February 23, 2015
Linda Morton, 304.285.4543,
Oxygen carriers are similar in texture to
sand. The oxygen carrier pictured here
blends magnesium oxide and hematite.
One of the keys to the successful deployment of chemical looping technologies is the development of affordable, high performance oxygen carriers. One potential solution is the naturally-occurring iron oxide, hematite. “Hematite is pretty cheap,” says Doug Straub, Technical Coordinator for the National Energy Technology Laboratory’s Chemical Looping Combustion (CLC) projects and the just-completed Industrial Carbon Management Initiative (ICMI). “You just dig it out of the ground and run it through a screen.” That affordability makes hematite attractive as an oxygen-carrier material, but high performance at the conditions imposed by the chemical looping process is also important. Researchers at the DOE lab are investigating how to enhance hematite-based oxygen carriers so they can stand up to high reactor temperatures. Oxygen carriers also need to be resilient in the face of frequent impacts with reactor walls, with each other, and (in coal-burning reactors) with coal particles. Researchers are also improving oxygen carriers so that they more completely combust the fuel.

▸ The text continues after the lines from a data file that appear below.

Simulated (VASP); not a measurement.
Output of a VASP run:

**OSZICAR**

Their work has paid off. Dr. Ranjani Siriwardane (who leads the CLC oxygen carrier research) and Dr. Duane Miller (a chemical engineer at NETL) have invented an oxygen carrier that pairs magnesium oxide with hematite. During a pilot-scale run through NETL’s fluidized bed reactor last year, their carrier showed better performance than carriers that contained just natural hematite.
What’s next? In the words of Dr. Siriwardane, “this is a big scale-up problem,” and that scale-up can be difficult. The quantities of carriers used at the laboratory scale are small, and techniques for preparing them are easier to control. But, as Dr. Siriwardane explains, “some of the techniques we use for lab-scale preparations are not practical for large-scale preparations, where different techniques and equipment are used. Finding the proper production techniques for our carriers that still deliver the required performance is a big challenge.” However NETL researchers are clearly up to the challenge: when Drs. Siriwardane and Miller applied for the patent for their magnesium-oxide-and-hematite carrier, they had about 100 grams of material, just enough for a lab-scale run. Since then, they have worked with NexTech Materials, a commercial materials vendor, to prepare a 400-pound batch of the carrier for the pilot-scale test.
In addition to the hematite-based carrier, NETL is also exploring alternative carrier materials, with the goal of optimizing carrier performance and affordability for specific chemical looping applications. A second carrier developed by Drs. Siriwardane and Hanjing Tian (formerly of NETL but now a West Virginia University faculty member) relies on manmade materials instead of natural hematite. Made of copper oxide, iron oxide, and alumina, it too is ready for pilot-scale testing.
The oxygen carriers that NETL invents to enable CLC could have applications beyond electricity generation. CLC is also useful in industrial steam production, says Dr. Miller, and can be used for the production of hydrogen or syngas from methane. NETL scientists continue research to discover and develop carriers for such real-world applications with the expectation that the energy technologies they enable will one day be very green and very, very affordable.